Updated: Jul 7, 2023

When I sat down to eagerly watch Season 4 of Stranger Things, I was not planning on thinking about California Native Plants. But only a few moments into the opening sequence of Stranger Things we are shown the characters new life in Southern California. The visual shows the driest of dry hills at the end of dry season (despite it being Spring) and Eleven is narrating a letter to Mike saying she "misses spring flowers" now that they are in Southern California. This visual and description got me thinking right away, "oh great another misrepresentation of nature in Southern California" Why does Hollywood always portray our ecosystem this way?

The show uses this set up so that when Mike comes to visit on Spring Break, he can be shown to be an attentive boyfriend by bringing Eleven a bouquet of midwestern Daffodils (ok definitely not found naturally in California). This midwest flower delivery is a sweet scene but the implication that there were NO spring flowers to enjoy in Southern California left me thinking about how our nature is portrayed as a plantless desert in the media, even media created in LA by people living in LA!

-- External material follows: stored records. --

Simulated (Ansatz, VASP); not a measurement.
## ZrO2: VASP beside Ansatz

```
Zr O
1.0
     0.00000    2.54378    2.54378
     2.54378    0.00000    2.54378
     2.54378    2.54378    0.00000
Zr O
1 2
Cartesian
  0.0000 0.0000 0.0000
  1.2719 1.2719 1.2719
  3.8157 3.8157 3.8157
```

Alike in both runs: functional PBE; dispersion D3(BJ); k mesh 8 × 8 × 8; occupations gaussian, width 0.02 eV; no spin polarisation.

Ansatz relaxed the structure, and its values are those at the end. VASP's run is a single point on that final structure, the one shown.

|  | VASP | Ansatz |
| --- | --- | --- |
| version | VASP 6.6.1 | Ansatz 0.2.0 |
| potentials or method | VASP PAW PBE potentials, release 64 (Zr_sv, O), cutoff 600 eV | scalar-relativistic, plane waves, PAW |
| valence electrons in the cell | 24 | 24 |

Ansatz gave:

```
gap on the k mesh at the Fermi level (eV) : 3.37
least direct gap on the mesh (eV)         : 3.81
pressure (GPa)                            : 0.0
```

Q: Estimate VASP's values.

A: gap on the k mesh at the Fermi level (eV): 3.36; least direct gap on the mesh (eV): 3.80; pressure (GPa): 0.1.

On one hand I get it because I moved here from Florida over a decade ago. Like the character Eleven, I was also stunned by the aridity I had moved into and it took me some time to understand what LA was and wasn’t. It takes getting out to nature parks and the foothills to find the lupines, the mariposa lilies, the monkeyflower, the native sunflowers, the scorpianweed, the flax, the aster, and so many more to fully appreciate the beauty that is all around us here. Just look at all these spring flowers I saw just in 2022!

It takes paying attention as the years pass by to get into the groove of our own unique SoCal seasons. Understanding the beautifully unique adaptations of our chaparral ecosystem is not something new arrivals usually get right away, so I get that this line is written “in character” as someone who has just moved here from the MIdwest. I can understand the newly arrived teenage character but the problem I really have is with the visual that the very grown up Angelino resident editors and producers used to back up Eleven’s words. The distant brown hillside is not what Spring looks like here in Southern California, it is actually the greenest it gets in Socal, and they should know this!

Aren't these TV producers living in LA? This is a petty complaint on one hand but on the other it is exactly why I'm starting this website and accompanying social media accounts. It's the cultural projection of what LA and Southern California are that keep misconceptions of our unique ecosystems alive. If people don't think there are flowers or a natural world in SoCal then how can they care to protect it all?

Southern California doesn’t just have any old spring flowers, we have superblooms. On a good rain year they canpaint the hillsides orange, gold, and purple with fields of golden California Poppies that bring tourists from all over the world. We have highly endemic plants that only grow in certain canyons where unique soils are found on particular mountain ranges. Southern California is not just a brown hill in the Spring! It can often times be this-

(I have personally avoided the superbloom sites because they attract such big crowds... so this is the only photo that isn't mine... but just look at this photo by Nicholas Jensen and how stunning our spring flowers can be. Photo credit for superbloom photo- https://www.nicholasjensenphotography.com/)


This misrepresentation of Southern Californias ecosystems and plant biodiversity leads many to think the whole state looks like this.

Yes, we do have deserts like the Mojave, which expands across National Parks like Death Valley and Joshua Tree and State Parks like Anza Borrego. But seriously, even the desert has stellar spring flowers after the winter rains.

So we would have spring flowers either way! The desert is full of beauty iteself but we aren't all desert, and it is the biodiversity of our ecosystems in SoCal, the chaparral, oak woodlands, pine forest, riparian corridors, marshes, coastal scrub, and sage scrub that makes Southern California so special. So when I see another example of our nature being portrayed as just brown arid hills, yeah, I think it's worth it to counter this portrayal because just look at what Southern California really is!